#6: Your single-user restroom is probably underused

From Emma:

I thought of this tip by seeing it in action. It’s a good example of how a headache-inducing change in the library can have unexpected good outcomes. When I worked at the Downtown Lansing branch of the Capital Area District Library in Michigan, the public elevator in our old building was increasingly unreliable but the library put off working on it because it was by far the easiest way for patrons who couldn’t do stairs to get to the upstairs half of the collection and to the main bathrooms and the program room in the basement.

The only bathroom on the ground floor of the library was a single-user restroom in the children’s area that had to be unlocked by staff if someone needed to use it. The reason for that was quite clever, actually: it was intended to be used as a children’s restroom and kids don’t tend to be good about locking doors behind them, so having an automatically-locking door protected them from being walked in on. Because of that setup, we’d always treated that as the “kid’s bathroom” and directed adult patrons to one of the other bathrooms in the building. Once the elevator was down, we had a lot of patrons with limited mobility asking to use that restroom, and our head librarian took down the “Family Restroom” sign and altered the policy to “anyone who asks can use this bathroom.” It was great for people who had limited mobility or people who might not be comfortable using a shared bathroom to all of a sudden have this option, but the fact that you had to ask for it to be unlocked left enough of a barrier that people who could easily use one of the other ones rarely asked, meaning the bathroom was usually open when a kid had to go right this minute.

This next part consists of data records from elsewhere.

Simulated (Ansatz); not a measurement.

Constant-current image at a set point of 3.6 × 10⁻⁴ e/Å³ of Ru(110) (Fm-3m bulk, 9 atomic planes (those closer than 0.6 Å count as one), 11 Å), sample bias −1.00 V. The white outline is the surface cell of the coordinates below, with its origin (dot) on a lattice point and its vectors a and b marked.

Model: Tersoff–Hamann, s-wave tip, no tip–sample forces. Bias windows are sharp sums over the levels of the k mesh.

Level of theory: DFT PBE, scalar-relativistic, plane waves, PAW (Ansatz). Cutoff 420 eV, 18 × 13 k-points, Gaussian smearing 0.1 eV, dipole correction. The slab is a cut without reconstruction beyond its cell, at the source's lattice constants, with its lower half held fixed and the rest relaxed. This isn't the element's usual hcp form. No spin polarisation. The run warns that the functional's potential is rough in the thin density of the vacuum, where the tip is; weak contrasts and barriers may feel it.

This was a particularly useful one for me to see because it also showed me how restrictions can be helpful in serving a particular group, and that total openness to everyone isn’t always the best way to go. I had originally been an advocate of re-keying that bathroom and having it operate just like all the other ones, based on a vague principle of maximum access. However, watching how that bathroom was actually used helped me understand the usefulness of keeping it semi-reserved for people who had specific reasons (from “I’m trans and not comfortable using a gendered restroom at this stage” to “I’m two years old and haven’t learned how to anticipate when I will need to go”) to use that particular bathroom. Turns out our head librarian knew more than I realized she knew (spoiler alert: this will be a recurring theme in posts about that library—she is great and is a big role model for me).